A Lesson For the Children

At least a few supporters of Intelligent Design Creationism have taken it upon themselves to teach students another kind of lesson: if at first you don’t succeed, threaten violence.

The AP reports that Pennsylvania U.S. District Judge John E. Jones III received, in addition to verbal attacks from far right commentators, at least a few death threats which led to a week of protection by federal marshals after Jones ruled last year against a plan by the Dover School Board to require the teaching of Intelligent Design Creationism in the district’s schools.

“And if you would have told me when I got on the bench four years ago that I would have death threats in a case like this as opposed to, for example, a crack cocaine case where I mete out a heavy sentence, I would have told you that you were crazy,” he said. “But I did. And that’s a sad statement.”

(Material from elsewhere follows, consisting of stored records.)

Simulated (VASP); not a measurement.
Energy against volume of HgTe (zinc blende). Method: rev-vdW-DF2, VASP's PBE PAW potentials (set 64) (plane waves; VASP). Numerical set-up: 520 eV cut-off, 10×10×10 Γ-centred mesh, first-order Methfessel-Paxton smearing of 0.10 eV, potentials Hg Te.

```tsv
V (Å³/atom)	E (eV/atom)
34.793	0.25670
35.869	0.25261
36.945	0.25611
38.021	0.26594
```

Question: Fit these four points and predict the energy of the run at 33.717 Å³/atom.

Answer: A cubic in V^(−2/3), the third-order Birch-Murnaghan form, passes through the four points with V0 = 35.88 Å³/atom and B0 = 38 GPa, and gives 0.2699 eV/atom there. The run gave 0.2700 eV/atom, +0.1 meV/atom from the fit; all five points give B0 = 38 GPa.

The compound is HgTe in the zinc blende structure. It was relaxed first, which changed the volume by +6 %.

Dover is the town whose residents were warned by Pat Robertson not to pray to God if they suffered a catastrophe because voting the pro-creationism members off the school board meant citizens were kicking God out of town.

PFAWF has already documented that the Creationism movement has tried a variety of tactics to force religion into public science classrooms over the years. And attacking judges as dangerous and un-American has become frighteningly commonplace. But death threats over a school science curriculum is a potent reminder that extremism is alive and well in 21st century America.